Higham in Old Photographs, compiled by Andrew Rootes and Sue Williams
Published by the Higham Village History Group in 2004, 88 pages. A4 size softback (N5388)
This book is a fascinating collection of nearly 180 black and white photographs showing the streets, buildings and people of the Kent village of Higham in years and decades gone by....
From the front inside cover: Higham will always be associated with Dickens. But its past has also been shaped by the Thames, the canal, the boats that plied them both, the second-longest tunnel in the country, a Tudor blockhouse, a priory, a windmill. a
Napoleonic telegraph station, the Falstaff of Shakespeare, a lost village and a national reputation as the haunt of highwaymen. The list is longer than we might at first realise....

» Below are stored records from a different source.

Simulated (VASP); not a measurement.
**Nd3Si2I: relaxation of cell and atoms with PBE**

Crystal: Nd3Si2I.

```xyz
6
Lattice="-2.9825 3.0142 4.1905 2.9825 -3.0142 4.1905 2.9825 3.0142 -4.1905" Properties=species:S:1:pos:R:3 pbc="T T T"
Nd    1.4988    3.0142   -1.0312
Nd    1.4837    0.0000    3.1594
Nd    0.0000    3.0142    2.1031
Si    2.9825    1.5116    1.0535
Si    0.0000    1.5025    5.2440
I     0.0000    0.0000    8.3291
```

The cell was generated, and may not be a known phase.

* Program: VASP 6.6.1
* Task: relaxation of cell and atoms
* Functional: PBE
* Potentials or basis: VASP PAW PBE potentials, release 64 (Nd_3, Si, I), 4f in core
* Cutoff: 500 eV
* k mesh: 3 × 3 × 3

Against this backdrop, there has been an unfolding tapestry of more ordinary lives - the land they farmed, the shops they ran, the characters they were, the socities they formed, and the buildigs they left behind. Some of these we may just about remember, and some may have vanished long before we came here. But all of these things, in their own way, helped make the village what it is now.
This book is not a detailed history but rather a pictorial collection..... of the village's past. As the Victorian age ended and the 20th century began its accelerating journey towards a new millennium, so the changes seemed to come faster and faster. But cameras ensured that at least some of the streets and the fields and the people who once lived here were recorded for posterity.
The condition of the book is generally good. The covers are clean and bright, the spine is tight and intact, and all pages are clean, intact, unblemished and tightly bound. Please note the left and right hand edges of the book curve gently upwards from where it has been stored flat on the shelves, and there is an old price printed on the rear side cover that has been crossed out in pen, as well as a further small price sticker.